How to satisfy Laplace's equation ?

[hotel]

Hi

I am not quit sure I have understand the laplace equation correctly. I hope some one can help me with it.

As far as I understand if we are able to differentiate any function twice, then the function is harmonic.

so we assume $$V(x,y)$$ is harmonic because of the above.

Does it means that $$\nabla ^2V$$ is consequently equal to zero ?

How would V behave if

$$\nabla ^2V>0$$
and
$$\nabla ^2V<0$$
?

thanku

 

[dextercioby]

Nope,a function is harmonic on a domain if it is a solution of Laplace equation in that domain.

Daniel.

 

[hotel]

so for which conditions are the Laplace equation not satisfied ?

Is it only at discontinuities in some region of a function and discontinuities at the boundaries of a function ?

 

[dextercioby]

One requirement is that the function be $C^{2}$ class on that domain.If that domain is open,you don't have any boundary conditions.

Daniel.

 

[hotel]

what if the domain is closed ? how are the boundary conditions in this case ?

Or the equation can only be satisfied under open domains?

 

[dextercioby]

It doesn't matter whether the domain is open or closed,the equation is the same,but the requirements on the function may differ from one case to another.

Daniel.

 

[mathwonk]

take any complex differentiable function, i.e. any analytic function such as a complex polynomial. then the real part is harmonic, and vice versa.

the property of harmonicity has a physical meaning with respect to perhaps the distribution of temperature in a disc.

certainly not all C^2 functions are harmonic. for one thing harmonic functions have the famous maximum principle satisfied by holomorphic i.e. analytic functions, they never take their maximum on any open set. (i think.)


e.g. let us consider z^2 = (x+iy)^2 = x^2 -y^2 + 2ixy. then x^2 -y^2 and also xy are harmonic, but just x^2 is not harmonic because the second derivative wrt x is 2, while the second deriv wrt y is 0. so they are not negatives of each other.

in the classical theory of holomorphic functions, proving they exist (with certain boundary properties) was done first by proving harmonic functions exist.

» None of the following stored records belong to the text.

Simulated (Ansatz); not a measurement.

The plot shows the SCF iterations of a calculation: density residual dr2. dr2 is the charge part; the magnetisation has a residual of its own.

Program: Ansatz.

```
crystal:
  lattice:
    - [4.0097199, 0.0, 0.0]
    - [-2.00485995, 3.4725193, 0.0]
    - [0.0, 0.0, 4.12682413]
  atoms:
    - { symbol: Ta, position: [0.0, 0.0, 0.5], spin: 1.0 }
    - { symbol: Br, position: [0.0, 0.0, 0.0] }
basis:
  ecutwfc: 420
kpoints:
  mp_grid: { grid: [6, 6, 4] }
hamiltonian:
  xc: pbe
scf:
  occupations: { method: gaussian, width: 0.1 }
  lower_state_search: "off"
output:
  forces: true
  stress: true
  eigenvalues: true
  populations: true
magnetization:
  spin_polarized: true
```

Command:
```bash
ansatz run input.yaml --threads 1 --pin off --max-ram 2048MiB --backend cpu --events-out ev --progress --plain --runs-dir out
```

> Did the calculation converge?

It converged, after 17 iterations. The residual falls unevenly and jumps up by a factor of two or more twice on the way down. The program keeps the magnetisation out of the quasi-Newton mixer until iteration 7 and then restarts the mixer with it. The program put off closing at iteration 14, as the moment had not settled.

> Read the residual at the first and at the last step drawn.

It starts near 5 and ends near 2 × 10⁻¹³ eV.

this is the famous Dirichlet principle, assumed by riemann and proved by Neumann and Hilbert, and others.

there is a beautiful treatment in the wonderful trilogy of books by c.l.siegel, "topics in complex analysis", where he essentially goes through riemann's thesis and part of his work on abelian functions and provides almost all rigorous details for riiemann's claims, especially in siegel's chapters 2 and 4.